Between the years 1968 and 1976, Cocker recorded his first seven albums, all released on A&M, in an uncommonly fruitful marriage of art and commerce. These recordings were composed of a wonderfully diverse array of songs drawn from the entire spectrum of popular music—songs he proceeded to possess and reshape according to his singular vision while still capturing their essences. With that body of work, Cocker established himself as the pre-eminent interpretative singer of that era and as one of rock’s true originals.



Few vocalists past or present have approached Cocker’s dramatic reach, which encompasses roiling ferocity (his own "Woman to Woman"), syncopated soulfulness (the standard "Cry Me a River"), thematic acuity (Randy Newman’s "I Think It’s Going to Rain Today") and heartbreaking tenderness (Billy Preston’s "You Are So Beautiful"). His work during this period possessed such gut-wrenching immediacy that it seems almost beside the point to describe it as "artful"; when he sang, Cocker lacerated his own heart and soul with the urgency of a rock & roll Van Gogh. Quite simply, Joe Cocker damaged himself in service to the songs he sang...

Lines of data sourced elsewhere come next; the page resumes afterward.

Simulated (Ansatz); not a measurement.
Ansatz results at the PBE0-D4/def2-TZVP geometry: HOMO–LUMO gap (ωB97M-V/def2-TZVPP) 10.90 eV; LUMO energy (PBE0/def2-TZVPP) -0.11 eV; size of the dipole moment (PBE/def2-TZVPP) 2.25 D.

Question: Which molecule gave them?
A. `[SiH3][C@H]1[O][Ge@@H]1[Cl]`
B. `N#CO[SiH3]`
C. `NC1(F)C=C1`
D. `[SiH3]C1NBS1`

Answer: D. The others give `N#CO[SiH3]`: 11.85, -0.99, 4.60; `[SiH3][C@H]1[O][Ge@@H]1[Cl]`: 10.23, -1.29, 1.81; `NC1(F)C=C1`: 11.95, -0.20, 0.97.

America was introduced to Cocker by way of The Ed Sullivan Show, ironically enough. In every other respect this 1969 performance looked like any standard TV production number of the era—a swarm of dancers frugging in a tightly choreographed routine around a riser re-served for the featured performer. But instead of Eydie Gorme or Trini Lopez, viewers were startled to see a wild-haired, unkempt young man whose flailing arms suggested a petite mal and whose ultra-gritty voice made Wilson Pickett sound like Gary Puckett in comparison. The tune was the bouncy but anxious "Feelin’ Alright" ("...I’m not feelin’ so good myself") from Dave Mason’s Traffic period; in Cocker’s hands, though, it was utterly transformed into a vision of raging paranoia. I can recall wondering whether the singer was in control of the song or the song had possessed the singer—he seemed to be struggling desperately to escape from some voodoo curse. In just a few minutes, Joe Cocker had transformed a standard variety show into a televised psychodrama. It was a fitting beginning.

In the early days, Cocker was often thought to be a black singer by radio listeners—with good reason. Like so many others of his generation, this native of industrial town Sheffield, England, had grown up listening to American blues and soul records. But unlike his countrymen, Cocker’s assimilation of this influence was total; in his voice you could hear the unholy torment of Robert Johnson and the mystic sanctimony of Mahalia Jackson. Impossibly, this humble former plumber’s apprentice had managed to tap the deep, rich vein of black American music so thoroughly that he possessed it as fully as Al Green and Marvin Gaye, his soul-singer contemporaries. A mutation, perhaps, but no less genuine for its unlikeliness.

Working with a variety of producers (Denny Cordell, Leon Russell, Jim Price, Rob Fraboni) and musicians (including his own Grease Band and the all-star Mad Dogs & Englishmen aggregation), Cocker plumbed his own depths through the songs of such writers as Lennon-McCartney, Randy Newman, Jackson Browne, Billy Preston and John Sebastian. Whatever the song, he managed to find its secret core and fuse it with his own, uniting and simultaneously expressing the seemingly polar attitudes of gentle romanticism and raging intensity. The resulting piece of work was less a musical performance than a hair-raising catharsis. I defy anyone to listen to the final cracked syllables of "You Are So Beautiful" or the gutted "heartache to heartache!" shriek in "Woman to Woman" without being moved by their utter authenticity. Joe Cocker wasn’t kidding. Artistic expression doesn’t get any more firsthand than this.